Tuesday, September 29, 2020

Validation


I always sweat a bit about reviews, and when Crossroad Press said they'd be sending a review copy of Fool's Run to Publisher's Weekly, I perspired a bit more. It's a natural move, but you never know what's going to be said.  

READ THE PW REVIEW

A friend who's also a publisher told me not to worry. Bad reviews can still mean sales and discovery by new readers. What a critic didn't like might be what a reader of the review is looking for. 

Brutal opening in a horror tale? Sign me up!

I guess all the sweating made the positive review all the more meaningful. 

Writing a novel is a bit like putting a puzzle together, and it's also about decisions and judgment. 

Once upon a time, I didn't think I had anything new to offer the detective novel. I wrote three trunk private eye novels starting in college and just after I started as a reporter. 

They primed me for writing the first novel that sold, Azarius, but I didn't feel I had anything new to offer the private eye tale. I put my Benjamin Ross stories away and moved on.

ADD FOOL'S RUN ON GOODREADS

I returned to the form while teaching a mystery writing class and studying and codifying the mystery in its various forms for students. 

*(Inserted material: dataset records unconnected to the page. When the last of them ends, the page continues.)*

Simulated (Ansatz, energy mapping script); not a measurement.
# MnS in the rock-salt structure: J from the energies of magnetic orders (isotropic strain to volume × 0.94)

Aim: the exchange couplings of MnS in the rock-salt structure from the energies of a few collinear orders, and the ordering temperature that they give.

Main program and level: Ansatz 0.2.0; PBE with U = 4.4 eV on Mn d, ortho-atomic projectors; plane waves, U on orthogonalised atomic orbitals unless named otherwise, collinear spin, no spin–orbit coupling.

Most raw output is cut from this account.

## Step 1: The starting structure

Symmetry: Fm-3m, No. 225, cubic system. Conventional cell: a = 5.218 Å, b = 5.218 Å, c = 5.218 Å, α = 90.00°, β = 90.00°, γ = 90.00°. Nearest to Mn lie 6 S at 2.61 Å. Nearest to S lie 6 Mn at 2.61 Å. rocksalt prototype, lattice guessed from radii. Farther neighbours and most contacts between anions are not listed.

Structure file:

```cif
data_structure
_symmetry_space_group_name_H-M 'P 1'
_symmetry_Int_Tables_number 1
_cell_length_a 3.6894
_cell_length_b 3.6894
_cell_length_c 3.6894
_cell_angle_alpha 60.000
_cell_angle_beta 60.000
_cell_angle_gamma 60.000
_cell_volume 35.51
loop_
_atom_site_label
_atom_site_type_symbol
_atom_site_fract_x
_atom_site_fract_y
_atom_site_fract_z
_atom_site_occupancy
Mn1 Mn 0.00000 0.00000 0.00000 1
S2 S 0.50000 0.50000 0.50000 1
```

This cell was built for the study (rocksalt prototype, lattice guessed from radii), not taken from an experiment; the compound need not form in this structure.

Si Reardon, hero of Fool's Run, took shape as a flawed former police officer on a dark mission. I didn't want him to simply go from one interview to another and piece a puzzle together.  I hoped to juggle the tropes of the mystery form a bit and swirl something a little different.

The reviewer from Publisher's Weekly seemed to get that. Someone will come along who doesn't love it, but so it goes.